The x-intercepts of a graph are the points where the graph crosses the x-axis. In the case of a rational function, such as \( h(x) = \frac{{x^2 + 2x + 1}}{{x + 3}} \), we find the x-intercepts by setting the numerator of the function equal to zero and solving for x. This is because the output of the function (h(x)) must be zero for a point to lie on the x-axis.

By solving the quadratic equation \( x^2 + 2x + 1 = 0 \), which is in the numerator, we find the x-intercept(s). For \( h(x) \), the equation factorizes to \( (x+1)^2 = 0 \), indicating that \( -1 \) is the only x-intercept, and it is a double root. Remember that if the quadratic equation does not factor easily, you may use the quadratic formula to find the intercepts.

The y-intercept is the point where the graph crosses the y-axis. To find this point for a rational function, we set x to zero and evaluate the function. So for our function \( h(x) \), the calculation would be \( h(0) = \frac{{0^2 + 2*0 + 1}}{{0 + 3}} \).

In simpler terms, the y-intercept of our graph is at \( (0, \frac{1}{3}) \). This single point helps to give an initial shape to the graph when you begin plotting, providing a reference point where the curve will pass through.
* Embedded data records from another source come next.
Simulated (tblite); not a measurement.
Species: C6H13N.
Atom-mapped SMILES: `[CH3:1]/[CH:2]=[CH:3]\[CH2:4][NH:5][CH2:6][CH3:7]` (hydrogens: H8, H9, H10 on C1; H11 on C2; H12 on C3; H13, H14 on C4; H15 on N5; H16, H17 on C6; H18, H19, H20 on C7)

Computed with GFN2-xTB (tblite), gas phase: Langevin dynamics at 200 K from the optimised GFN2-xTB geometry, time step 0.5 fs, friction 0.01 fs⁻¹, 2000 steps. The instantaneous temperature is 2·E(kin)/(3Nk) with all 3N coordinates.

A slant asymptote, also known as an oblique asymptote, occurs when the degree of the numerator is exactly one more than the degree of the denominator in a rational function. To find a slant asymptote, we perform polynomial division between the numerator and denominator. In the case of our function \( h(x) \), we divide \( x^2 + 2x + 1 \) by \( x + 3 \).

The quotient from this division gives the equation of the slant asymptote. For our function, the division does not leave a remainder, indicating that the slant asymptote and the rational function coincide for large values of x. Slant asymptotes are important because they provide a clear description of the behavior of the graph at the extremes of the x-axis.

The process of polynomial division is similar to long division but involves polynomials instead of numbers. The technique is especially useful for simplifying rational functions and finding slant asymptotes as part of graphing these functions. When we have a rational function where the degree of the numerator is higher than the degree of the denominator, polynomial division can be used to rewrite the function into a more manageable form.

For the function \( h(x) \) provided, we would divide \( x^2 + 2x + 1 \) by \( x + 3 \). This operation can reveal not only the slant asymptote but also simplify the function, allowing us to understand its long-term behavior as \( x \) approaches infinity or negative infinity. This simplification is crucial when graphing the function as it gives insight into the end behavior of the curve.